A FISTFUL OF WESTERNS
When Sergio Leone made his famous ‘dollars’ trilogy with Clint Eastwood, culminating in The Good, The Bad and The Ugly, he didn’t just create a new sub-genre – the spaghetti western – he also produced a template for subsequent Westerns to follow. That template signalled the end of the traditional Western genre and the beginnings of what we might call the post-modern Western.
Stylistically, Directors who now try their hand at a Western are almost obliged to nod towards TG,TB&TU in some way. Westerns have to be hip and cool, with eclectic music scores or big rock themes (think ‘Blaze of Glory’ in Young Guns 2), dense with accurate historical detail (Tombstone) or relentlessly driven character archetypes (parodied in The Hateful Eight).

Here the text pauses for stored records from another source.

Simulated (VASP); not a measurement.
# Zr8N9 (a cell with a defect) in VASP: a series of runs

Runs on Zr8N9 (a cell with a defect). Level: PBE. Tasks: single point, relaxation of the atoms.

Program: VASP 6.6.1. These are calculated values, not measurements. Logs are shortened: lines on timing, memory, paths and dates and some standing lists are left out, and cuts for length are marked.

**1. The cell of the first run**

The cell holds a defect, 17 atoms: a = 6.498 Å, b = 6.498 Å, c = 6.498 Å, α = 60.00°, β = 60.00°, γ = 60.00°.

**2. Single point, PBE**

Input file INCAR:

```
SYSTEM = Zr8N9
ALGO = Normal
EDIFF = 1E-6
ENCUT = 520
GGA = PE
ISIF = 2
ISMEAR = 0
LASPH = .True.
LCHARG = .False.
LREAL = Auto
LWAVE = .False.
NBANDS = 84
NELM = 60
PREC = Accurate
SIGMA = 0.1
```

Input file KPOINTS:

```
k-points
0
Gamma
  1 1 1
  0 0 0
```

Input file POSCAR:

Leone achieves all these brilliantly in TG,TB&TU, through Morricone’s unforgettable title music, surely one of the most famous in cinema history, the elaborate civil war setting that impinges on the basic plot of hunting down the elusive cashbox, and the dynamic relationships between the Good (Eastwood), the Bad (van Cleef) and the Ugly (Wallach).
But the real influence of the film on the Westerns produced today is the social commentary. The traditional Western, where it had a social dimension, tended to dwell on the development of the Old West itself. In TG,TB&TU, we get something more contemporary: extended musings on the futility of war and the waste of human life in the face of Vietnam.
Since there is little to say on the Old West that the genre hasn’t already said, recent Westerns also pick up on contemporary themes, to the point where the guns, the clothes, the saloons etc. are like props for the point being made. Django Unchained, The Harder They Fall and Brokeback Mountain dress their relevance up in Western trappings to get the message across in a way that is undeniably entertaining.
Even where such content is absent, the sense of style, veering between comic book and opera, that Leone brought to the screen is visible in all the above-mentioned films, and more than anywhere integrated into the visual style of Tarantino. In fact, the impact of The Good, The Bad and The Ugly on film generally is acknowledged by the very title of a non-Western, Once Upon A Time in Hollywood.